Sunday, 18 November 2012

Egypt: Treaty with Israel 'not at all' in jeopardy

Amid concerns about its decades-long peace treaty with Israel, a top Egyptian cabinet official said on Thursday that the pact was “not at all” in jeopardy.
Egypt yesterday recalled its ambassador to Israel in response to Israel’s targeted killing of a Hamas military commander in Gaza – an attack that President Mohamed Morsy called an “unacceptable” aggression.
“We are abiding by our legal obligations but we are active to help establishing real peace in the area,” Mohamed Refa'a al-Tahtawi, the chief of the Egyptian presidential cabinet, told CNN’s Hala Gorani. 
Rockets strike Israel, Gaza amid fears of ground war
“We cannot be indifferent human sufferings,” he said. “Respecting a peace treaty does not mean to stay idle or indifferent to what is going on along our borders.”
Tahtawi will accompany Egypt’s prime minister, Hesham Kandil, on a trip to Gaza on Friday. He said he hoped that, if nothing else, the visit would “stop the escalation at least for some time.”
Israel and Hamas in Gaza have exchanged rocket fire for the past several days, with casualties on both sides.
Responding to criticism over the Gaza strike, Israeli UN Ambassador Ron Prosor told Gorani that Israel made the right decision in killing the Hamas commander, Ahmed al-Jabari.
“The world is a better and a safer place without him running around,” Prosor said, “and we will be able to achieve better understanding between people when these people are out of the way.”
Tahtawi called the Israel’s attack a “miscalculation,” and told Gorani that he said as much to the Israeli government.
“I warned our Israeli partners that if [they] continue along the path of escalation and violence this would backfire and they would be the first losers,” Tahtawi said.
Israel has no interest in escalation, Prosor told Gorani, but would not stand for living under constant threat from Hamas.  Prosor said he helped oversee Israel's leaving Gaza in 2005 and hoped he would never have to look back.
“You don’t have to be a rocket scientist to understand that if rockets fall on your head, you are allowed to defend yourself,” he said. “This is what Israel is doing.”

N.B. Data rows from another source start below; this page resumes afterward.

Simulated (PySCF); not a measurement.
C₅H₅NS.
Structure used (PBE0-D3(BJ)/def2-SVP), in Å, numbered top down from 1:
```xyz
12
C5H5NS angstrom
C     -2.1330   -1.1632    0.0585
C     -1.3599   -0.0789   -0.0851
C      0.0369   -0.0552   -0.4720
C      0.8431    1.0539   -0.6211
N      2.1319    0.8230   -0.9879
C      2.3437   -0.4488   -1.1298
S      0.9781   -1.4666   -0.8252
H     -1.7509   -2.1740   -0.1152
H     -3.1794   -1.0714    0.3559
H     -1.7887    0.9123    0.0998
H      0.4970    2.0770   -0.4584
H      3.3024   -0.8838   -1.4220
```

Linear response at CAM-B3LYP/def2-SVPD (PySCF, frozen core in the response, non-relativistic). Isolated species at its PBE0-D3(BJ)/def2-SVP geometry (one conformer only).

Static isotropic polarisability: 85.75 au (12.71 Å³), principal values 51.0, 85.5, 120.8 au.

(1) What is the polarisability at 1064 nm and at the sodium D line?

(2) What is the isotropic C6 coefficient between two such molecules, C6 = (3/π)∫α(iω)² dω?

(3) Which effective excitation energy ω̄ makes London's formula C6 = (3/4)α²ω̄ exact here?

Egypt has positioned itself as a mediator of the conflict, and Tahtawi said his government was working with both Israel and Hamas to prevent escalation.
“It is in the interest of everybody to restore just peace,” he said.
Ambassador Prosor, while expressing a desire for peace, was resolute in his view of the Gaza’s leadership.
“At the end of the day,” he said, “you won’t be able to achieve peace if you have terrorists like Hamas ruling the game.”